Social Enterprise: College Summit
Social Entrepreneur(s): J. B. Schramm
Location(s): United States
Identify students who exert the greatest social influence in any high school and enlist them to persuade friends and fellow students to apply to college.
The Innovation Explained
College Summit partners with high schools in low-income neighbourhoods to raise their college enrolment and persistence rates. Together with the principal and teachers, they nurture a college-going culture in these schools to dramatically increase the percentage of high school seniors attending college. This is based upon a truth parents know well: teenagers are more heavily influenced by their peers than by parental figures or teachers.
Using this insight, College Summit maps the social networks in each school and encourages the students who are leaders of those networks (roughly 10% of each class) to become Peer Leaders. “We’re not after the top academic performers necessarily,” explains J.B. Schramm. “We hone in on the influencers and work with them to get them to apply.”
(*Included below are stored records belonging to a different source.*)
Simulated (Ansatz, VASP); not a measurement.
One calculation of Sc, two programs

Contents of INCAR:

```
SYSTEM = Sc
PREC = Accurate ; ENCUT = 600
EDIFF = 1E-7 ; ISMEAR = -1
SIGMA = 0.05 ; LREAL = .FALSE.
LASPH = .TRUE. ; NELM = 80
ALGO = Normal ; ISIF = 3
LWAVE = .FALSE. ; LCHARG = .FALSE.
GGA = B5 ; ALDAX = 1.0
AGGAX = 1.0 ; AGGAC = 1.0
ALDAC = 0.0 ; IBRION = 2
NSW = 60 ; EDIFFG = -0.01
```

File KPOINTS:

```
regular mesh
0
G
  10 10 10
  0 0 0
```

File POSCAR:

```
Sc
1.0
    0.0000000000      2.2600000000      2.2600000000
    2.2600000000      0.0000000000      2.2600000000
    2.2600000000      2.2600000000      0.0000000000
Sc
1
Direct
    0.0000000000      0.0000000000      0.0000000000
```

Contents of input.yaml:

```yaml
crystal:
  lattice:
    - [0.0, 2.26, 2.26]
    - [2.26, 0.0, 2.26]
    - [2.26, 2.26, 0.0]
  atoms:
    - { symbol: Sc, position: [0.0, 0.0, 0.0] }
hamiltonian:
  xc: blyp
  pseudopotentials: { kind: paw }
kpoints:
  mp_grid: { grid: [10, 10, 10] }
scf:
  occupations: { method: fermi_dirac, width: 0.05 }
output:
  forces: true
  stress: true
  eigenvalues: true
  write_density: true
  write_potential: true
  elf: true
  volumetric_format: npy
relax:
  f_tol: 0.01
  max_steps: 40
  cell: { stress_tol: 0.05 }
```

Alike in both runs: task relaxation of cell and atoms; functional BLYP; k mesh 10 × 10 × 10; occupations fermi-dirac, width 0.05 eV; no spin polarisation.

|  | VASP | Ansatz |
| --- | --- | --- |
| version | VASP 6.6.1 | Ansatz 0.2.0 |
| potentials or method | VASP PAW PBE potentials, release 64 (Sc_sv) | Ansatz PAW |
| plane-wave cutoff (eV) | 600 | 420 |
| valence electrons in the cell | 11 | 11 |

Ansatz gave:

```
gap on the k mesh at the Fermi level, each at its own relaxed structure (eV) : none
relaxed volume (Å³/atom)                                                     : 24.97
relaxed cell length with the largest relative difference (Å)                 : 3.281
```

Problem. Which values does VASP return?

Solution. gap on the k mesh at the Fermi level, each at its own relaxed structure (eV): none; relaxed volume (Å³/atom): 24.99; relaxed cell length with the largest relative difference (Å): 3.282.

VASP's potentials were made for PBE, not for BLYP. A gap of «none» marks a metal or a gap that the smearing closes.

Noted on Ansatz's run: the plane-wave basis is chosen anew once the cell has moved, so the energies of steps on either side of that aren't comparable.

Peer Leaders attend College Summit’s four-day residential camp, where they interact with Peer Leaders from other schools, complete college applications and receive leadership training. Peer Leaders return to their schools energized and motivated to encourage a college-going culture among classmates and spearhead college application campaigns. At the same time, all students in the school take part in a college and career-planning course. “We explore what kind of lifestyle they want to live in the future, and help them understand how the choices they make in school affect the future options they have,” says Schramm.
This year, College Summit is working with nearly 50,000 students from 180 high schools in 13 states in the United States, 90% of whom are African-American or Latino. University enrolment rates have increased by 20% over the baseline rate for participating schools, while their college persistence rate of 75% matches that achieved by students from all income groups.
Why This Matters
Studies demonstrate that economic growth is driven by the college attainment rate of the adult population. Yet over the past two decades the United States has fallen in international rankings from first to twelfth position in the population percentage that achieves a university-level education. In low-income school districts, 50% of ninth grade students never graduate from high school, further contributing to the growing gap between the rich and poor.
Additionally, the US Government’s educational reform is focused on transparency and holding public schools accountable. This is “shifting the goal … from high school graduation rates as the goal, to sending more students to college as the goal,” according to Schramm. “And influential students are the most under-utilized educational resource in schools. School districts with scarce public funding available can’t afford to leave the biggest tool of potential education reformers on the side-lines any longer.”
Empower students to be active drivers of change instead of passive beneficiaries. “Rather than thinking of young people in school as vessels to be filled with knowledge, think of them as drivers of change,” says Schramm. Peer-to-peer influence has a greater effect than any top-down programme.
Develop strategic corporate relationships that leverage a company’s core expertise. College Summit collaborated with Deloitte to build a data management system for high school principals; it tracks how many of their students complete their federal financial aid forms and submit college applications. “We were able to bring those scorecards to policy-makers and show them how schools can make progress when young people set higher goals for themselves,” explains Schramm. “This is a great example of how a company can apply their technical, quantitative skills in a strategic way, resulting in policy influence.”